📚 Database Indexing - Complete Interview Notes
1. What is Database Indexing?
Definition: Indexing is used to quickly retrieve particular data from the database. It is a
technique that uses data structures to optimize the searching time of a database query in DBMS. Indexing
reduces the number of disks required to access particular data by internally creating an index table.
Index Structure
Index Table Structure
Search Key: Contains copy of Primary Key or Candidate Key (stored in sorted manner)
Data Reference: Set of pointers holding address of disk block containing actual data
3. Types of Indexes
Single Level Indexing
Single Level Indexing is like index found in a book. Contains topic names along with page numbers.
Similarly, database index contains keys and their corresponding block addresses.
A) Primary Indexing (primary key and Ordered data)
Definition: Index table created using Primary keys. Defined on ordered data.
Example: If student table is sorted by student_id (primary key), then primary index will
contain student_id and corresponding block addresses.
Characteristics of Primary Indexing:
- Search Keys are unique
- Search Keys are in sorted order
- Search Keys cannot be null
- Fast and Efficient Searching
- One-to-one relationship with data blocks
B) Secondary Indexing
Definition: Two-level indexing technique used to reduce mapping size of primary index.
Points to location where data is found but actual data is not sorted. Also known as non-clustered indexing.
Secondary Index Structure
Characteristics of Secondary Indexing:
- Search Keys are Candidate Keys
- Search Keys are sorted but actual data may not be sorted
- Requires more time than primary indexing
- Search Keys cannot be null
- Faster than clustered but slower than primary indexing
C) Cluster Indexing (ordered but non key)
Definition: Used when multiple related records are found at one place. Defined on ordered
data. Index created using non-key values which may or may not be unique. Groups columns having similar
characteristics.
Cluster Index Structure
Characteristics of Clustered Indexing:
- Search Keys are non-key values
- Search Keys are sorted
- Search Keys cannot be null
- Search Keys may or may not be unique
- Requires extra work to create indexing
- Good for grouping similar records
Ordered Indexing
Ordered indexing is traditional way of storing that gives fast retrieval. Indices are stored in sorted
manner, hence also known as ordered indices.
A) Dense Indexing
Definition: Index table contains records for every search key value of the database. Makes
searching faster but requires more space.
Dense Index Example
Every search key has corresponding index entry
B) Sparse Indexing
Definition: Consumes lesser space than dense indexing but is slower. Does not include
search key for every record. Store search key that points to a block containing group of data.
Sparse Index Example
Selected search keys point to blocks containing multiple records
Key Difference: Dense indexing has entry for every record, Sparse indexing has entry for
selected records only.
4. Multi-Level Indexing
When a database is very large, the index table itself becomes large. Storing such a big index in memory
takes a lot of space.
Multi-Level Indexing solves this problem by creating a hierarchy of indexes:
- It breaks the large index into smaller index blocks.

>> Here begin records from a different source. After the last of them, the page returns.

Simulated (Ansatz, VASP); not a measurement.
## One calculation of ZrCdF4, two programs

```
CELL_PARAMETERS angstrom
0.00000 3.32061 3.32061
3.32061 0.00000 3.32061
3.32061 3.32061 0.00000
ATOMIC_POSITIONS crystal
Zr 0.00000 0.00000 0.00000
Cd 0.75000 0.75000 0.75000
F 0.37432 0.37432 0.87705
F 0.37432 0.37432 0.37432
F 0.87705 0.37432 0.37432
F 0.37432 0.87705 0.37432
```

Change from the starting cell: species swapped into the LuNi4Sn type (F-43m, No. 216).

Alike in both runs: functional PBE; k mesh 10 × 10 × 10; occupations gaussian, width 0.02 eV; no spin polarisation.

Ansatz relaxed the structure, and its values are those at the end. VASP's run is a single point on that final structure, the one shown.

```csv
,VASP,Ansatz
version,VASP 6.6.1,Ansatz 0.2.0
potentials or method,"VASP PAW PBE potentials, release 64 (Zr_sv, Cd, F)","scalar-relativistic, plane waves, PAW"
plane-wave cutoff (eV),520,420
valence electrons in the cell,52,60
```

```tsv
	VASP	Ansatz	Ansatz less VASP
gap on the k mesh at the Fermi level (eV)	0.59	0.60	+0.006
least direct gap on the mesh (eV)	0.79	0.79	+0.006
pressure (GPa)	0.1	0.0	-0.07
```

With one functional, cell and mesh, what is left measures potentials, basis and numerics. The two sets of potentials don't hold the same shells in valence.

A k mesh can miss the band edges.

- One small index points to another index, and that index finally points to the data.
- The top-level index is small and easy to keep in memory.
Multi-Level Index Structure
B+ Tree for Multi-Level Indexing:
- Leaf nodes contain the actual data or data pointers.
- Leaf nodes are connected using a linked list.
- This helps in fast range queries (example: find data from 10 to 100).
- Non-leaf nodes only contain keys for search navigation.
5. B-Tree vs B+ Tree (Simple and Clear Explanation)
What is a B-Tree?
B-Tree is a tree-like structure used to store and search data efficiently.
How it works:
- Each node can store keys and data.
- It keeps data sorted and balanced.
- Helps in quick search, insert, and delete operations.
Limitation: Range queries and sequential access (finding next item) is slow because leaf nodes are
not connected.
What is a B+ Tree?
B+ Tree is an improved version of B-Tree, used in most databases.
How it works:
- Only leaf nodes store the actual data.
- All leaf nodes are connected using a linked list.
- Internal (non-leaf) nodes only help in searching.
Advantages:
- Fast range and sequential access (because of linked list).
- Consistent search time (all data at same level).
B-Tree vs B+ Tree Comparison
Feature |
B-Tree |
B+ Tree |
Data Storage |
All nodes (internal + leaf) store data |
Only leaf nodes store data |
Leaf Node Connection |
No connection |
Connected by linked list |
Range Queries |
Slower and complex |
Faster and simple |
Sequential Access |
Difficult |
Easy (just follow the linked list) |
Memory Usage |
Less |
More (some keys are repeated) |
Used In |
File systems |
Databases |
Why B+ Tree is preferred in Databases:
- All data is at the bottom level → easy and consistent access time
- Linked leaf nodes → better for range and sequential queries
- Higher fan-out (more children per node) → fewer levels in the tree
- Efficient for large databases where fast searching and scanning is needed
6. Advantages of Indexing
- Faster Query Results: Quick data retrieval instead of full table scan
- Faster Sorting and Grouping: Index keys already sorted
- Efficient Searches: Sorted and unique keys retrieve queries faster
- Less Memory Usage: Index tables smaller than main tables
- Main Memory Storage: Index stored in main memory for speed
- Bridge Speed Gap: Reduces difference between CPU and secondary memory speed
- Better Performance: Improved CPU utilization and overall system performance
7. Summary Points for Interview
Key Takeaways:
- Indexing uses data structures to optimize database query searching time
- Index table has Search Key (sorted) and Data Reference (pointer)
- Three main types: Single-level, Ordered, and Multi-level indexing
- Single-level: Primary (fastest), Secondary (flexible), Clustered (grouped)
- Ordered: Dense (every key) vs Sparse (selected keys)
- Multi-level uses B+ Trees for large datasets
- B+ Tree preferred over B-Tree for databases due to linked leaf nodes
- Main benefit: Faster data retrieval and better performance
Remember: Most commonly used indexing attributes are B-trees, Bitmap, Ascending/Descending,
Column/Functional, Single/Concatenated, and Partitioned/Non-partitioned.